1) BeOS was ahead of its time.
2) Consider that the major new features in that time have been metadata searching, which was in BeOS, and graphics compositing, which isn't vital.
3) Haiku is not an exact clone. It contains important features that were never in R5.
In 2000/2001, OS X wasn't ready for mass-market. New Macs booted into OS 9!
Linux certainly wasn't ready for the same users that BeOS would be suitable for.
Windows has seen XP and Vista in that time. Solid releases, but not outstanding, and I'd happily use Windows 2000 today.
The big area lacking is multi-user support. That will be a deal breaker for many, and won't happen till R2. Otherwise there's a fabulous new OS around the corner, so what are you moaning about!?
Chris
Edited 2008-01-05 00:15
I'm hoping that they'll get to Alpha this year too.
I was hoping before the summer months but don't think it'll happen. Before Summer because I'm guessing they'll get GSoC students again this year and it'd be nice if they could help Haiku work towards Beta.
Unfortunately, everyone wants to do their own thing. You have people working on WebKit, Java, OSS, etc. instead of combining to focus on getting to Alpha. Meaning, creating an installer, fixing up some odds & ends and squishing the major bugs out there will get done at a slower pace. At Alpha may show up at the end of this year or sometime next year.

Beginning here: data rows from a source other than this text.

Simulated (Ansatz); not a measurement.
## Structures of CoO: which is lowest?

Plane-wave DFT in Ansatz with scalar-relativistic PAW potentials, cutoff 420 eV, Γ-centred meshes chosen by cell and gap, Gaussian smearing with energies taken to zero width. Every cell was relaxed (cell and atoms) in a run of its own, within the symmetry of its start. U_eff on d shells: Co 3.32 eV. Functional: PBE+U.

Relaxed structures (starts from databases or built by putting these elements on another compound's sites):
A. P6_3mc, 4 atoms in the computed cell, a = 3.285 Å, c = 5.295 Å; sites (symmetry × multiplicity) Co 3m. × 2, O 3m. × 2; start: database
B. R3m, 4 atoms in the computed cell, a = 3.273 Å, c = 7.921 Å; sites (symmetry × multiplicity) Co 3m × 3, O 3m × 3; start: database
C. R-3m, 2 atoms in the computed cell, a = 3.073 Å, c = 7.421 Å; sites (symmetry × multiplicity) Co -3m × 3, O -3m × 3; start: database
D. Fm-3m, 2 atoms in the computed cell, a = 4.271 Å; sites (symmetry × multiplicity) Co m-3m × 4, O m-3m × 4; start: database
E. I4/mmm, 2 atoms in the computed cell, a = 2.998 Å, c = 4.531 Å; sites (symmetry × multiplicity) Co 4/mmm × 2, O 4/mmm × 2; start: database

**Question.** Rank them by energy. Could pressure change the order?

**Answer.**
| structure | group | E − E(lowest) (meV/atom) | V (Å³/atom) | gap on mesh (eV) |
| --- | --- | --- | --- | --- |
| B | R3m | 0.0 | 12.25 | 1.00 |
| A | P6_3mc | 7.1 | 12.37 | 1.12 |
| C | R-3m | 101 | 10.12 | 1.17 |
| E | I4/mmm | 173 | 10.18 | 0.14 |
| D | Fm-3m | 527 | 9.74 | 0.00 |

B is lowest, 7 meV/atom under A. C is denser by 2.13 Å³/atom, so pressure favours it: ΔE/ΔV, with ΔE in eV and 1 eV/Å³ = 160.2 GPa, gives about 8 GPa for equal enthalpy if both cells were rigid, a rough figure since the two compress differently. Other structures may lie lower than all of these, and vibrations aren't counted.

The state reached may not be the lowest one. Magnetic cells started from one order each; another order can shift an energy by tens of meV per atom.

You just can't force people / programers who dedicate their spare time. They decide what they want to work on and do. Even if this will cause the OS to take longer to complete. That's life.
Hmmm.... a bounty would be nice. A bounty paying someone to create an installer that installs Haiku (from the CD) onto a blank partition (anyone can g-parted an create a blank partition, so no need to create a partitioning tool) and installs Grub if the user wishes.
Maybe what would be best is creating an installer that formats a partition, grabs the nightly build and dumps it on the newly created partition, then install Grub if the user wishes...hmmm....
wishful thinking.... i wish i could code. 
This is the kind of post I love to read.
How do you eat an elephant?
One spoonful at a time.
Likewise with Haiku, by tackling huge efforts like this, we inevitably have to finish, revise, improve, and complete parts of the OS that have been or are missing, defunct, incomplete, etc.
It's very likely that the things that keep us from being self-hosting are the very things we'll need to overcome to port OpenJDK.
OpenJDK will inevitably attract new developers to the project. This means more people who are capable of fixing, fleshing out, and finishing things within Haiku itself -- even if it is for their own curious or selfish desires.
In the end, we all benefit.
Projects like WebKit and OpenJDK aren't just narrow-minded, one-trick ponies. They breed a larger community as well as improve the quality and quantity of code in Haiku.
An OS developed without concern for the applications ends up just being a big useless bucket of bits. An OS is the foundation for an application ecosystem, and like the natural world, it is beneficial to evolve things in parallel and adapt things as you go along, because what you first think will work often doesn't work as well as you thought it'd work.
Developing new applications alongside the OS at the same time gives more of a testing frameworks for the OS and also helps the application developers learn the platform's ins and outs. There are non BeOS 5.03 features that have been implemented (the Java port in the past comes to mind) that were added to the system precisely because they were needed, and BeOS 5.03 simply couldn't support them, and thus these features that were foreign to BeOS 5.03 are now native to Haiku, and greatly improve the system's value. If you look in the bug database for Haiku, you'll find a large number of filed bugs referencing other applications in development, even if they're only in mostly maintenance mode.
Not all application developers are capable of what's required to develop the OS itself for various reasons, but they have the time/energy/ability to work on the separate applications. Thus, they aren't taking away from the OS development as much as they're adding trees to the forest of the OS and the other applications to make it a much better habitat for all.




Member since:
2006-12-30
Sod bloody Java, sod bloody WebKit - finish the OS already! Or at least give us an ISO thats bootable and an installer on.
I'm a long time BeOS lover - I thought it was brilliant for its time, and am really REALLY keen on Haiku. I just think they are focusing their efforts in the wrong places.